Porting GPU optimized OpenCL code to Altera FPGAs

Altera_Forum · ‎10-31-2015

Hi,

I'll soon be porting stereo-vision OpenCL code which was written and optimized for AMD GPUs. I don't have the board yet, but it will arrive in a few days. Does anyone have experience with porting GPU based code? Generally i have the following basic questions:

- Does generic OpenCL code "just work" on these FPGAs or are minor changes necessary, ignoring performance?

- Are major changes necessary in order to efficiently use the FPGA?

- What issues can I expect with delays because of real-time FPGA reconfiguration?

I know these questions are relatively generic, but I have zero prior experience with FPGAs but lots of experience with OpenCL on GPUs and even CPUs. I would very much appreciate any help.

Altera_Forum · ‎11-02-2015

For a start it depends upon whose FPGA you will use. If it is an Altera board you have a good chance that it might work "as is" without changes to the code, with Xilinx this is highly unlikely as they need directives added to the code to help SDAccel. You are at least starting with the right hardware.
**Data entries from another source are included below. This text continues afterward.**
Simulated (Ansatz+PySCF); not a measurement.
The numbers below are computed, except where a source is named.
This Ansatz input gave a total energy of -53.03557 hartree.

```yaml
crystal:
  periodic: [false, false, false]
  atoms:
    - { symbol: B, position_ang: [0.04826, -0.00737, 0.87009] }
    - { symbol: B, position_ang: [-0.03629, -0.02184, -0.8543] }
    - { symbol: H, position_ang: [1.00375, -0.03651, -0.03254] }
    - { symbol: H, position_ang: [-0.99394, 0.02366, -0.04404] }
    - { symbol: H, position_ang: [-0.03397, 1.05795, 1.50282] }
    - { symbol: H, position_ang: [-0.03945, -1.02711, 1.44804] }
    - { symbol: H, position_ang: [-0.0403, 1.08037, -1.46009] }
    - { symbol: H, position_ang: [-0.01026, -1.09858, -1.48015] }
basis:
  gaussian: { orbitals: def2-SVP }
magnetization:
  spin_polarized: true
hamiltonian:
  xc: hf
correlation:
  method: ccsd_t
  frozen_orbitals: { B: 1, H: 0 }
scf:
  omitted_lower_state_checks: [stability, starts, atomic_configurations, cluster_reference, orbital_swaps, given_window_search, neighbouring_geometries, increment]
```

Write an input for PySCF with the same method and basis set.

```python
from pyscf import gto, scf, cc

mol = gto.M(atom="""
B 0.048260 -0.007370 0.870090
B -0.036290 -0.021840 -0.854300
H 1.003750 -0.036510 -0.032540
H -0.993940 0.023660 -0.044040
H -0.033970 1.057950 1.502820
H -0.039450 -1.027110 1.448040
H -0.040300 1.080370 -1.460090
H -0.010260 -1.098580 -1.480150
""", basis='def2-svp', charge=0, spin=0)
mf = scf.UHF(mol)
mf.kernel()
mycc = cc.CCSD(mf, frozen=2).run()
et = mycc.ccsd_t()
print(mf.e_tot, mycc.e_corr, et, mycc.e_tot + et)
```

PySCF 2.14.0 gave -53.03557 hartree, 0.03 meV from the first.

The configuration delays are not normally excessive but it depends on how many kernels you have. The recommendation for FPGA is to structure the kernel as a single work-item. This is somewhat different from the code you will be used to writing as this is likely to be vector-based to get the best out of the GPU. With an FPGA the resources are flexible and so the use of pipes will help to create a single work-item (if possible) or to at least to minimise the transfers from host to kernel and back.

Altera_Forum · ‎11-02-2015

Thanks a lot for the reply. I was promised an Altera board with OpenCL support, although I don't know which one. I'll report back when I know more. If the code will just work immediately, even if it's not that fast I'd be really impressed. Thanks for the tip about using a single work group. Makes sense. I imagine you can use just about any work group size on an FPGA as long as there is space. About the configuration delays: will the FPGA be reconfigured with every enqueue kernel call? If not, how can the driver know how large the needed work group is. About the "not normally excessive" delays: can you reconfigure something like 10 times a second? Once a second? I'd just like to know an order of magnitude here as I'm sure the it depends a lot on the kernel complexity. Anyways: Kudos to Altera for saving me from VHDL.

Altera_Forum · ‎11-02-2015

The way in which it works is that you can specify one or more kernels and put these into an aocx file, but you can have one or more aocx files. If you have a single aocx file then this may contain several kernels, but these exist in parallel and can be used in parallel. If you only have one aocx file then this is configured just once. You should try and put all your kernels into one aocx file where possible.

If you have multiple aocx files then the delay will occur if you need to first use a kernel from one aocx file and then to use one from another, this requires reconfiguration. This will likely occur if you have large kernels which won't fit simultaneously into one device and so you have to manually decide which kernels go into your .cl file in order to create the aocx files. The worst case scenario is if you need to constantly swap between kernels from different aocx files.

I don't know what the reconfiguration delay is, and it will depend on the size of the FPGA. I would hazard a guess at a few 10s of milliseconds.